Democratic presidential candidate and former Secretary of State Hillary Clinton speaks to guests at the Iowa Democratic Party's Hall of Fame Dinner on July 17, 2015, in Cedar Rapids, Iowa.
Democratic presidential candidate and former Secretary of State Hillary Clinton speaks to guests at the Iowa Democratic Party's Hall of Fame Dinner on July 17, 2015, in Cedar Rapids, Iowa.
Scott Olson/Getty Images

Hillary Clinton wants executives to forfeit bonus money when their companies are fined for misconduct.

The frontrunner for the Democratic presidential nomination unveiled the proposal in a Facebook Q&A session Monday.

"Too often it seems like the people responsible get off with limited consequences (or none at all). Even when they’ve already pocketed the gains," Clinton said. "That's wrong and it has to change."

She laid out a three-part plan to do that.

1) Appoint and empower tough, independent-minded regulators and give them the resources they need to do their jobs.

2) Make sure that good people have real incentives to come forward and report illegal activity by raising the whistleblower caps so they're actually effective.

3) Make sure that when corporations pay fines to the government for wrongdoing, those fines cut into the bonuses of the executives who should have been accountable or should have caught the problem.

The proposals are part of Clinton's larger economic platform, which she has been constructing in piecemeal fashion in recent days. The Wall Street Journal reported Monday that she wants to raise certain capital gains taxes in part to encourage long-term investment over short-term profits.
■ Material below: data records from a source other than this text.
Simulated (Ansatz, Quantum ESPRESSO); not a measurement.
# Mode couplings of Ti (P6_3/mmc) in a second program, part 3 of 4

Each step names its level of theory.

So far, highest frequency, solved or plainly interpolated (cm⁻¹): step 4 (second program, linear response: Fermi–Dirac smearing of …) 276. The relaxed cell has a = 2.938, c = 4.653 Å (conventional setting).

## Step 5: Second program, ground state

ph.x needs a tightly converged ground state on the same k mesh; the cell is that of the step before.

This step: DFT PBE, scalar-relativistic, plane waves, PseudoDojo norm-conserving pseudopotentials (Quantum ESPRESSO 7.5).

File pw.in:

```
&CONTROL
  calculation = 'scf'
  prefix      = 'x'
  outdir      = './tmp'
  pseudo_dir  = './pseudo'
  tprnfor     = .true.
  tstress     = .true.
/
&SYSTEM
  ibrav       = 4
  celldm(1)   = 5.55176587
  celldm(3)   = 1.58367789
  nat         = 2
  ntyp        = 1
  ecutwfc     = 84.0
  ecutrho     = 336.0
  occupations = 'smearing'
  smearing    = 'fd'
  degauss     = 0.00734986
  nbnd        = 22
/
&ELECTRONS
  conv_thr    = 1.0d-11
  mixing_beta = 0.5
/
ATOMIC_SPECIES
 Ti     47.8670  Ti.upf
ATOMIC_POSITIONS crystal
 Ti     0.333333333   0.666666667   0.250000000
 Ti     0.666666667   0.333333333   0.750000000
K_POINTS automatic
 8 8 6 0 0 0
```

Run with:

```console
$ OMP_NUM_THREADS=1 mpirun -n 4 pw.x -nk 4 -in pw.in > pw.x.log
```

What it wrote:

Under current law, whistleblower awards are capped at $1.6 million. Former Attorney General Eric Holder, who settled a slew of cases against banks, suggested increasing awards late last year.

Clinton did not get into the specific mechanisms she would use to empower regulators, boost compensation for whistleblowers, and penalize executives for corporate misbehavior. Congress would have to act in all three areas, as the Senate confirms regulators and both chambers write laws governing the finance industry.